Giving Reasons in the Post-Dunsmuir Era
Chauffeur Permit Refusals: How Detailed Must the Reasons Be?
The British Columbia Supreme Court has recently released two decisions addressing the sufficiency of the reasons provided by Surrey City Council in its dismissal of two appeal applications for chauffeur permits.
The facts in each case are straightforward. In the first case, Ahmed v. Surrey (City), 2011 BCSC 694 [Ahmed], released May 31, 2011, Council upheld the RCMP’s refusal of Mr. Ahmed’s chauffeur permit renewal application. Rather than issuing reasons for its decision, Council simply provided the applicant with an extract of the minutes of the appeal. In assessing the sufficiency of Council’s reasons the Court noted (at para. 18) that “one would expect rather more by way of reasons from the Council than what was delivered”. However, the Court was nonetheless prepared to accept Council’s reasons as sufficient, because when taken with the record of evidence heard on appeal, the minutes clearly indicated the issues that were troubling the RCMP and Council.
In the second case, Johal v. Surrey (City) 2011 BCSC 710 [Johal], released June 6, 2011, Council also upheld the RCMP’s refusal of Mr. Johal’s chauffeur permit renewal application. However, in this case, Council gave no reasons per se for its disposition of the applicant’s appeal, nor did it provide the applicant with an extract of the minutes of the appeal. Instead, Council simply informed the applicant that it had resolved to uphold the RCMP’s initial refusal decision. In this case, the Court held that Council was required to actually provide basic reasons explaining its decision and therefore returned the matter to Council with a direction that it provide adequate reasons for its decision (the court was not, however, prepared to articulate what would constitute “adequate” reasons).

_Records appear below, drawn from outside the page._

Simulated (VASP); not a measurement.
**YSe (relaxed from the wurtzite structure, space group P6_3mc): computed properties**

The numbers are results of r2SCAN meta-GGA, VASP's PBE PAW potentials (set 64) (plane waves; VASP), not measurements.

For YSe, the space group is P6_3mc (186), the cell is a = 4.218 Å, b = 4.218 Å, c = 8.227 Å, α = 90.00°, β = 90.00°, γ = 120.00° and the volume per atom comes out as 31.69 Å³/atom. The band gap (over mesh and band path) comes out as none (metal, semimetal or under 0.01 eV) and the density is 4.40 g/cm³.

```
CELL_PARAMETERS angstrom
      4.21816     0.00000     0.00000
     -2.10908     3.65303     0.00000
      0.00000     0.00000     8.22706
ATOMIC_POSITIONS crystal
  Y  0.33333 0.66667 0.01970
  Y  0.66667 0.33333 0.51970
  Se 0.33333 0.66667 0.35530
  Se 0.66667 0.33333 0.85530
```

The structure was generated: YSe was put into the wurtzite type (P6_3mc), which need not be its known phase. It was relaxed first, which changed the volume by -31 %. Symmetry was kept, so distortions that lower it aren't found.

The outcomes in these two decisions can be reconciled by distinguishing the facts in each case. For example, in Ahmed, the minutes of the hearing were provided to the applicant and stood for Council’s reasons. Ultimately, the Court found that Council’s actual reasons for its decision were apparent from the Court’s examination of the whole of the record, which included the RCMP’s recommendations, as well as a staff report outlining Mr. Ahmed’s traffic violations. However, in Johal, Council simply indicated that it was upholding the initial refusal decision without providing any explanation as to why it was upholding that decision. The difficulty in Johal was that the RCMP’s initial refusal decision was founded on information (e.g. alleged criminal convictions) that was later found to be materially incorrect. Although the evidence at trial showed that there was additional information before Council pertaining to the applicant’s criminal history and traffic violations that may have justified Council’s decision, Council’s failure to provide this information to the applicant resulted in a finding that Council’s reasons were insufficient.
To date, the case law has clearly recognized that municipal councils are not Courts of law, and as such, their reasons will not be scrutinized with the same criteria as judicial reasons. However, councils are still required to act reasonably. This notion of reasonableness applies not only to the outcome of the decision, but also to the existence of justification, transparency and intelligibility within the decision making process. Therefore, it would be prudent for councils to take care when cancelling, suspending or not renewing permits and business licences to ensure that either basic reasons are provided or the evidence on the record warranting their decisions is articulated to the applicant in a transparent manner. Such transparency is especially important given the significant effect these decisions have on the applicants’ livelihoods.